Ludlow is one of the most popular destinations in Shropshire. In the far south of the county, close to the border with Herefordshire and only a few miles from Wales, this small town has become a centre for the Slow Food movement. Ludlow is a pretty and historic town surrounded by green countryside which produces the locally-sourced speciality foodstuffs visitors can enjoy at Ludlow’s restaurants, shops and market stalls. Every autumn the town hosts Ludlow Food Festival, a celebration of the local food culture.

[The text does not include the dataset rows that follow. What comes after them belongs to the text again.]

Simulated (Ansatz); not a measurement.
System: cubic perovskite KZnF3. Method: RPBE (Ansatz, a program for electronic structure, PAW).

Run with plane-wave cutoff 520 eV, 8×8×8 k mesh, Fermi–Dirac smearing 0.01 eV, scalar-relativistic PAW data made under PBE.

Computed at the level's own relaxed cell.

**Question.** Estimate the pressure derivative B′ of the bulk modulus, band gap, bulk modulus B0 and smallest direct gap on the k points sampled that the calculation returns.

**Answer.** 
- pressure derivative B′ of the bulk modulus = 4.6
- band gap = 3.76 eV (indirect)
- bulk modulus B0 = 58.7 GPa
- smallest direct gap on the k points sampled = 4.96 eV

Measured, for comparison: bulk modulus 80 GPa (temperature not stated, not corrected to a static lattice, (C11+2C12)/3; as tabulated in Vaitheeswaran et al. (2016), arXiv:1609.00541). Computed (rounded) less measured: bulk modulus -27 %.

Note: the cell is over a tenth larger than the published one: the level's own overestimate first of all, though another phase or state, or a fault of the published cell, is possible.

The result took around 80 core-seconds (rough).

Ludlow is a good destination for a weekend break or for a stop on a tour of the region. While still having good access to the countryside and walks of rural Shropshire, it offers a more varied and cosmopolitan holiday.


Getting there

Travel to Ludlow is reasonably easy as the town is served by decent main roads and a railway line. Trains are operated by Arriva Trains Wales, on a route between Manchester and South Wales. Shrewsbury and Church Stretton can be visited from Ludlow by train.


Things to see and do

Ludlow’s biggest attraction is its imposing medieval castle. Partially ruined, this extensive fortified complex is a fascinating site to explore and hosts events including local festivals and family-friendly activity days. (Read more: Ludlow Castle).  The church of St Laurence, Ludlow is another important historic sight. It was mostly rebuilt in the fifteenth century, but parts of the church are even older and the site it stands on is thought to have been a place of worship or ritual as far back as the Bronze Age. The building contains a number of treasures including five-hundred-year-old carved bench ends and stained glass windows.

The town centre is full of historic buildings, including the famous black-and-white Feathers Hotel. It’s easy to spend a day exploring and pottering around the town, with lots of picturesque views to admire and photograph.

Many come to Ludlow for the traditional market-town atmosphere and for a relaxing foodie break. If you have a car it is easy to explore the surrounding countryside and visit farm shops. In the town itself there is a regular market, a twice-montly farmers’ market, family-run butchers and bakeries and renowned restaurants. Slow Food Ludlow Marches organises events, tastings and tours.